Time/date-scheduled events - actions that run at a specific time. A daily backup at midnight, a weekly calibration check. These translate to event-scheduled virtual state machines.

The event processing features create a bridge between the system definition and the implementation. They define what events exist, when they fire, and what happens in response.

From specification to implementation

If you describe all features - including feature dialogues and event sequence process dialogues - you end up with a complete system definition from which you can code or auto-generate code frameworks.

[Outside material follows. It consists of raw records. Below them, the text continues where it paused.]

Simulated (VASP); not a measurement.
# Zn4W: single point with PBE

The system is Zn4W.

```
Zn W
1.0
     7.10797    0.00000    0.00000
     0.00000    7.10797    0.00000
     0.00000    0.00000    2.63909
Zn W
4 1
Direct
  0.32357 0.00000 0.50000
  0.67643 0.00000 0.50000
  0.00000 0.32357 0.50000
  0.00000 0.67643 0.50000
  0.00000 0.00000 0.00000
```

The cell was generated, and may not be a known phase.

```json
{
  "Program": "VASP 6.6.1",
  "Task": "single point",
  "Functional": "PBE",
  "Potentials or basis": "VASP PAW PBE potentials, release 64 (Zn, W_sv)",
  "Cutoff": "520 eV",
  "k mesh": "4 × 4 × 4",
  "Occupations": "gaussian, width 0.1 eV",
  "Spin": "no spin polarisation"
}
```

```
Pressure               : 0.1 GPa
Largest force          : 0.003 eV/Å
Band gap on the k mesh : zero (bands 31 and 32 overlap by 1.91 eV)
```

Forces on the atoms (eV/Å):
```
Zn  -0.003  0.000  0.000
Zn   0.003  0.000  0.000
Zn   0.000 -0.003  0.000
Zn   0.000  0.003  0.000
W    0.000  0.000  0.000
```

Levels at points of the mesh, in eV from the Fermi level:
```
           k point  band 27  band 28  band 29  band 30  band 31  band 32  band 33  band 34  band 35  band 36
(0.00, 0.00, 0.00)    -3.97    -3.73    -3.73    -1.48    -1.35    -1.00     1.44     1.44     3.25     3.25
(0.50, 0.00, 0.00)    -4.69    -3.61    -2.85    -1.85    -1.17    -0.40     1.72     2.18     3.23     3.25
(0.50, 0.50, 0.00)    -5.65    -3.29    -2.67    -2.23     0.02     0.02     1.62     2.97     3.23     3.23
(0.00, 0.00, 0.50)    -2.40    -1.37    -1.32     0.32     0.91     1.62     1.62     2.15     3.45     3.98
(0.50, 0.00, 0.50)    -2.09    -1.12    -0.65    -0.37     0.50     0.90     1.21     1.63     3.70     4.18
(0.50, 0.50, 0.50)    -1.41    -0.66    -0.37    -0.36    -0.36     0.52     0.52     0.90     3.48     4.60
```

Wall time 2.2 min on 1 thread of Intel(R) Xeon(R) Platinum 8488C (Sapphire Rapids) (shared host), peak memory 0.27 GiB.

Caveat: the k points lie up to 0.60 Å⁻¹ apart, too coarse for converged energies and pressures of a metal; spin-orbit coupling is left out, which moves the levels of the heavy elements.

For hand-coded implementations, the specification provides:

  • A clear list of every behaviour that needs to be coded
  • Requirements that define the acceptance criteria for each behaviour
  • Use cases that define the test scenarios
  • Feature set boundaries that suggest component boundaries
For auto-generated code frameworks, the specification provides the structured data that code generators consume. Feature dialogues translate to interaction handlers. Event processing features translate to state machines. Requirements translate to assertions and constraints.

Traceability to testing

All the features in a system definition are used to tag and uniquely identify every code statement and code path. This creates direct traceability from specification through implementation to testing:

  • Unit tests validate feature APIs
  • Integration tests validate use case flows
  • Acceptance tests validate complete feature requirements and behaviour
When a test fails, you trace back to the feature and requirement it validates. When a requirement changes, you know which tests and code paths are affected.

Solaros Construct

Solaros Construct, a separate product in the Solaros ecosystem, can generate embedded code frameworks from finalised feature sets in Specify. The two products work together - Specify defines the system, Construct generates the implementation scaffolding.